Virginia’s House of Delegates Republicans have passed a series of bills retreating from Virginia’s rush toward a fossil-fuel free future, but they were party-line votes and Democrats in the Virginia Senate, who hold a majority on that side, may promptly kill them all.
Two bills aimed at repealing or amending the 2020 Virginia Clean Economy Act (VCEA) were also opposed in testimony by Virginia’s major electric utilities, who are heavily investing in the mandated renewable energy assets, including a planned 179 turbine offshore wind facility planned by Dominion Energy Virginia. Various environmental groups were unified and vocal in their opposition to the bills.
But the utility opposition expressed in the House Committee on Commerce and Energy did not stop the bills. On the more comprehensive proposal two senior Republicans did choose not to vote in committee. Once House Bill 118 got to the full House, however, both cast aye votes. One of them had voted in favor of the VCEA two years ago, the only Republican delegate to do so.
On the Senate side, the utility opposition is likely to stiffen. The committee likely to hear all or most of the bills is split between 12 Democrats and 3 Republicans, and two of those Republicans have already voted to kill (“pass by indefinitely”) another measure written to amend the VCEA and give the State Corporation Commission authority to reject the renewable projects.
There was very little debate on the House side and no legislative maneuvering as the Republicans went on record dismantling the net-zero emissions vision that Democrats imposed when they had control in 2020 and 2021.
None of the bills have received any public discussion, let alone support, from Governor Glenn Youngkin (R) or members of his administration. The only element of his Day One agenda touched upon by these bills is ending Virginia’s participation in the Regional Greenhouse Gas Initiative. There are other paths besides legislation to drop out of RGGI and end the related carbon tax.

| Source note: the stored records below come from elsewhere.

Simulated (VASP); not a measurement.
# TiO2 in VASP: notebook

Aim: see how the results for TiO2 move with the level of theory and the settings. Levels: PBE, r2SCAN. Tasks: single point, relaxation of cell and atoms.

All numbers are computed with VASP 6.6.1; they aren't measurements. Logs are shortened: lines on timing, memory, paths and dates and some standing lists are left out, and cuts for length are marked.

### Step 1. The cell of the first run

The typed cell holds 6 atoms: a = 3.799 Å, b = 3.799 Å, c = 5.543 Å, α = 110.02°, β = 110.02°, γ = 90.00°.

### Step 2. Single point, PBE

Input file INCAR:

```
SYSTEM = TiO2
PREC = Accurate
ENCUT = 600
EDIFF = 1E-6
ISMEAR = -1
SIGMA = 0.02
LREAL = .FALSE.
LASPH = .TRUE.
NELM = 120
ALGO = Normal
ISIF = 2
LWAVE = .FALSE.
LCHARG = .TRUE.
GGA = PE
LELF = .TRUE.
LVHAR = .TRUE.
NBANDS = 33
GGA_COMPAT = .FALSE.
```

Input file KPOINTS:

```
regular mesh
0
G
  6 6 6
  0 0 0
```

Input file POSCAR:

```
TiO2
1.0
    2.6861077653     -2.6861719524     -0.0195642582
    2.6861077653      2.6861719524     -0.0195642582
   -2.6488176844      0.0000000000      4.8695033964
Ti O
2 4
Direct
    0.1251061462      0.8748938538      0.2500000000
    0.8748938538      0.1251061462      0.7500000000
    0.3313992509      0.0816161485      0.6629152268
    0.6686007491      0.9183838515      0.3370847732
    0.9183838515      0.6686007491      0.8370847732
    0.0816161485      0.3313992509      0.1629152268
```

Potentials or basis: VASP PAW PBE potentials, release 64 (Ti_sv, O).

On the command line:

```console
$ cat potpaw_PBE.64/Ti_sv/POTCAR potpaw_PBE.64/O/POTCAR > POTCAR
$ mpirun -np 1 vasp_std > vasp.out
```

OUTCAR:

Youngkin would likely be happy to sign House Bill 1301, a direct repeal of RGGI. The same goal is accomplished in House Bill 118, but that legislation goes much farther and repeals all of VCEA as well. Its passage was highlighted on the Republican House Caucus list of “promises kept” issued on Tuesday..
The argument against House Bill 118 on the floor fell to Delegate Richard “Rip” Sullivan, D-Arlington, who claimed its passage and the coming solar and wind dependence are major economic assets to the Commonwealth. “Jobs and businesses are pouring into Virginia,” he said. Certainly jobs for installers will explode, during installation, and there is one turbine blade assembly plant planned for Hampton Roads to support the offshore wind construction.
Drawing far less attention on the floor was a bill that passed the day before, House Bill 73, which actually received one vote from a Democrat. It leaves most of the VCEA intact but removes the specific mandates of how much wind and solar must be built, and by when, and restores the State Corporation Commission authority to rule on need, reasonableness and prudence. Those standard tests were overridden by the VCEA as passed.
Many Democrats have at least given lip service to restoring the SCC’s independent review to protect consumers but missed this chance to put that position into action.
Two House Democrats are on record voting for House Bill 1257, which establishes in law a right to use natural gas if it is available. It was filed in response to a move by the City of Richmond, copying a national trend, threatening to close down its municipally-run gas utility. Under the pending bill Richmond would have to seek a buyer for the operation instead.
But the bill is broader than that, prohibiting local ordinances against new gas connections and reaching to non-utility uses of natural gas. Eliminating natural gas from electricity generation is only part of the net-zero vision, which extends to an outright ban on the energy source. Nay votes on the bill can and will be portrayed as votes to kill natural gas period.
Finally, the House Republicans also voted as a block to reverse a recent regulation adopted by the Air Pollution Control Board and signed by previous Governor Ralph Northam (D.) Dubbed by supporters as the Clean Car Rule, it would tie Virginia’s market for new vehicles to rules promulgated by the California Air Resources Board.
House Bill 1267 (no Democrat support for this one) would allow the air board to reconsider such a regulation. But this time it would have to do a full regulatory review and allow public comment, short-circuited in earlier legislation. And it would move the timeline for Virginia’s alignment to the California rules to no earlier than 2029. California is planning to ban the sale of any new internal combustion or hybrid cars and small trucks by 2035. Virginia’s auto dealers lobby cheered the regulation and is opposing this bill.
Democrats, confident public opinion is on their side, are dug in, although polling data suggests voters stand on the side of the GOP’s legislators. The State Senate majority is likely to confirm its desire to prohibit new gasoline or diesel cars, prohibit natural gas stoves and furnaces, impose ever higher carbon taxes on electricity and then close down all fossil fuel generation. The deadlines are always way past the next election or even the end of their careers.